Rahm On Rush: He's The Voice, Energy And Intellect Of The GOP

Rahm On Rush: He's The Voice, Energy And Intellect Of The GOP

Not missing any opportunity to make Rush Limbaugh the figurehead of the GOP, White House Chief of Staff Rahm Emanuel called the brash talk show host the "voice and the intellectual force and energy behind the Republican Party" on Sunday.

Appearing on CBS's Face The Nation, Emanuel brought up Limbaugh without being prompted. Applauding the conservative radio personality for being upfront in his desire to see the president fail, Emanuel went to great lengths to make the case that Limbaugh, more than any other contemporary figure, is the leader of the GOP.

SCHIEFFER: We talked about Newt Gingrich a lot this morning and now you bring up Rush Limbaugh. Who do you think now speaks for the Republican Party?

EMANUEL: You just named him: it is Rush Limbaugh. He has laid out his vision, in my view. And he said it clearly. I compliment him for that. He's been very up front and I compliment him for that. He's not hiding. He's asked for President Obama and called for President Obama to fail. That's his view. And that's what he has enunciated. And whenever a Republican criticizes him, they have to run back and apologize to him and say they were misunderstood. He is the voice and the intellectual force and energy behind the Republican Party. He has been up front about what he views and hasn't stepped back from that, which is he hopes for failure. He said it and I compliment him for his honesty. But that's their philosophy that is enunciated by Rush Limbaugh and I think that's the wrong philosophy for America...
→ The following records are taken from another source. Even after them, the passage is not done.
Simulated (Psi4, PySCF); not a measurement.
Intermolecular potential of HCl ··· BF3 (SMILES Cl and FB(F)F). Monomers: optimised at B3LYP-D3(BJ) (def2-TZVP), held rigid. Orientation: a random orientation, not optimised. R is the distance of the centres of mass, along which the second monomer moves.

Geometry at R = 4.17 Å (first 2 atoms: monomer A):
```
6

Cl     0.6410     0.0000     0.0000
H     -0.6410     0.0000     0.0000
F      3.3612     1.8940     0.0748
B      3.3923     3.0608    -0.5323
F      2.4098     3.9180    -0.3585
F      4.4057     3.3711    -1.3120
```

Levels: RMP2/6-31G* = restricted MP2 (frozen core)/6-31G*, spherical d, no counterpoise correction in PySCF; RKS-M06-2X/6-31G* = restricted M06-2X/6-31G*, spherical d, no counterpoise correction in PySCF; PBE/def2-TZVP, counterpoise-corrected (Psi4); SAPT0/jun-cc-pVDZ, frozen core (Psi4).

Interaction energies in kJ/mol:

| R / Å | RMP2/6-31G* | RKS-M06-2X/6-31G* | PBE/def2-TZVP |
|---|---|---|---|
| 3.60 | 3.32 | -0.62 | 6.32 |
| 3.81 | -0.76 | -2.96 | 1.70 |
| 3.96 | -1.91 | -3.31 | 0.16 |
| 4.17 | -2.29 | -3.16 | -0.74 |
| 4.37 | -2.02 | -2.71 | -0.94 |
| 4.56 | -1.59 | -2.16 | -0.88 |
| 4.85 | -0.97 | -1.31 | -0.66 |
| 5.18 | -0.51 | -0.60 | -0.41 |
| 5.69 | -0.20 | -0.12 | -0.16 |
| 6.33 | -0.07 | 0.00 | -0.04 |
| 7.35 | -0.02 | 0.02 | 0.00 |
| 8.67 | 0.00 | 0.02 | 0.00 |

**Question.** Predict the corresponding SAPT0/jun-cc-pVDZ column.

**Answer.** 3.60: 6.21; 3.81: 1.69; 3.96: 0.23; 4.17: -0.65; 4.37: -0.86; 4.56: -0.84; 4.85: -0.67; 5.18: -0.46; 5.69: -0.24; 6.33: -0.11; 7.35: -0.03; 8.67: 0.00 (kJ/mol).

SCHIEFFER: Do you think that he's that important that other Republicans are paying that much attention to him?

EMANUEL: Well, he was given the keynote basically at the [CPAC conference] to speak. When a Republican did attack him he clearly had a turn-around and comeback and basically said that he apologized and was wrong. I think do think he's an intellectual force, which is why the Republicans pay such attention to him.

While Emanuel seemed eager to paint Limbaugh as the head of the GOP, some Republicans were growing anxious. Appearing on Meet the Press, veteran strategist Mike Murphy -- no stranger to trying to drag his party away from certain ideologically-fervent posts -- warned that the ascendancy of the talk shot host to the top ranks of the GOP could result in a "permanent minority status."

The country is changing. Ronald Reagan won in 1980 with 51% of the vote. We all worship Ronald Reagan. But if that election had been held with the current demographics in America today, Ronald Reagan would have gotten 47 percent of the vote. The math is changing. Anglo vote is 74 percent now not 89. And if we don't modernize conservatism, we are going to have a party of 25 percent of the vote going to Limbaugh rallies, joining every applause line, ripping the furniture up, we're going to be in permanent minority status.

Meanwhile, appearing on ABC's This Week, House Minority Whip Eric Cantor pushed back against Limbaugh about as hard as any elected GOP official to this point. Asked if House Republicans, like Limbaugh, were hoping for the president to fail, the Virginia Republican replied:

"Absolutely not... And I don't -- I don't think anyone wants anything to fail right now. We have such challenges. What we need to do is we need to put forth solutions to the problems that real families are facing today."

Emanuel, Cantor and Murphy's remarks came a day after Limbaugh, speaking at the Conservative Political Action Conference, reiterated his hope that Obama fail as a president - on policy not personal grounds. His address, which went over 80-minutes in length, was received enthusiastically by the crowd, which peppered him with standing applause.